Review El Sonido de La Carretera Central
There’s something inherently romantic about the open road that has for a long time made it a favourite point of reference for musicians and filmmakers. The wandering beat poets, the young Bob Dylan, visionary acid casualties like Jimi Hendrix and Dennis Hopper, the surrealist cinema of David Lynch: titans of modern culture whose artistic output is loaded with stylised imagery of the ‘highway’, the last bastion of freedom and independence, the notions of escapism, the traveller, the nomad.
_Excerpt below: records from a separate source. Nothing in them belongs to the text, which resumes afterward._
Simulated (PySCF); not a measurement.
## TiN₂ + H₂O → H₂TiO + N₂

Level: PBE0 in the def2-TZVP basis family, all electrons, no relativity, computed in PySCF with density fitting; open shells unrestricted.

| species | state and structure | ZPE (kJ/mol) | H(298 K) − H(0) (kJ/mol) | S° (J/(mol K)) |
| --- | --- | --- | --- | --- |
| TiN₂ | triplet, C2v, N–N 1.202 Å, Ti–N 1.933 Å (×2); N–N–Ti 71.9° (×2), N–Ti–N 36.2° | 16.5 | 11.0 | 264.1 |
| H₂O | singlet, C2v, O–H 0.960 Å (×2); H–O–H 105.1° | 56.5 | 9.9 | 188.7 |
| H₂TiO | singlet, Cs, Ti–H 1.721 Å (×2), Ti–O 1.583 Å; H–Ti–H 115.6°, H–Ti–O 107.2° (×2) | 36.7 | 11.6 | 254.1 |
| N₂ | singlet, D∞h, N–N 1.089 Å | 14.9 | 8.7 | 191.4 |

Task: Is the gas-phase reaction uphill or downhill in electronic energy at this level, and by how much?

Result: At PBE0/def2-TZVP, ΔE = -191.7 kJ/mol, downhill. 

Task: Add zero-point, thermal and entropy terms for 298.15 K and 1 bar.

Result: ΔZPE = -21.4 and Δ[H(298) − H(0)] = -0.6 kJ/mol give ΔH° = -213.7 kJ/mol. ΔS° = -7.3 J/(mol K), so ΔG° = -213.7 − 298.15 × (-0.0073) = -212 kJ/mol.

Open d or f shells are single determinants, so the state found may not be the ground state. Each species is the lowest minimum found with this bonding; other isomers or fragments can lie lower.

From a British point of view, it has to be said that the ‘motorway’ just doesn’t crack it like the ‘highway’. The dreamy idealism of speeding into the desert sunset seems to lose its way somewhat when one transplants the setting to the dull monotony of the British motorway. I should know. I’ve driven along the M3 between Southampton and London about a million times. And I’ve seen Easy Rider. They’re not the same. Put it this way: do you think that if Bob Dylan had been born in Maidstone instead of Minnesota, and his most famous album was ‘The M20 Revisited’ rather than ‘Highway 61 Revisited’, he would have got to where he is today?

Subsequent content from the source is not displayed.